On the financial side, governments give several concessions to political parties, like large tracts of land or accommodation in Delhi; total tax exemption for all their income; free air time during the elections and copies of electoral rolls by the ECI free of cost, at the time of elections.

Therefore, CIC ruled: “In view of the above discussion, we hold that INC, BJP, CPI(M), CPI, NCP and BSP have been substantially financed by the Central Government under section 2(h)(ii) of the RTI Act. The criticality of the role being played by these Political Parties in our democratic set-up and the nature of duties performed by them also point towards their public character, bringing them in the ambit of section 2(h). The constitutional and legal provisions discussed also point towards their character as public authorities…”
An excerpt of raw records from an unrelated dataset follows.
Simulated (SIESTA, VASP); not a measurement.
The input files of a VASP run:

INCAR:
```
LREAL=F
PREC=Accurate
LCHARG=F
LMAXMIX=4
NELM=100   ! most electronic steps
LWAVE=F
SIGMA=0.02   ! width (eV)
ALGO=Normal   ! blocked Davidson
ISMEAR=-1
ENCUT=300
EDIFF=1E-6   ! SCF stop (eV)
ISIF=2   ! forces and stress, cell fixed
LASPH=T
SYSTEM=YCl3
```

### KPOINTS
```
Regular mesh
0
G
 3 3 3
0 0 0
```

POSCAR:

Consequently, the CIC directed these political parties to designate PIOs and appellate authorities in a time-bound manner and respond to the RTI applications expeditiously. Parties were also directed to comply with the provisions of Section 4(1) (b) of the RTI Act by way of making voluntary disclosures on the subjects mentioned in the clause.

This set the wolf among the vultures, and the response has been fierce. All political parties “ganged up” against the order. While some argued that political parties are private organisations, others said that the order will cause a lot of damage to parliamentary democracy and could harm the integrity and role of parties in a democratic political system! And so, till date there has been no compliance with the CIC order.

Instead, political bosses and their bureaucratic henchmen seem to have decided to do the final act of regulatory capture by bringing the information commissioners directly under the disciplinary control of the government secretaries who are the major entities being regulated under the RTI Act. Indeed, this is regulatory capture in its rawest form which cannot be countenanced.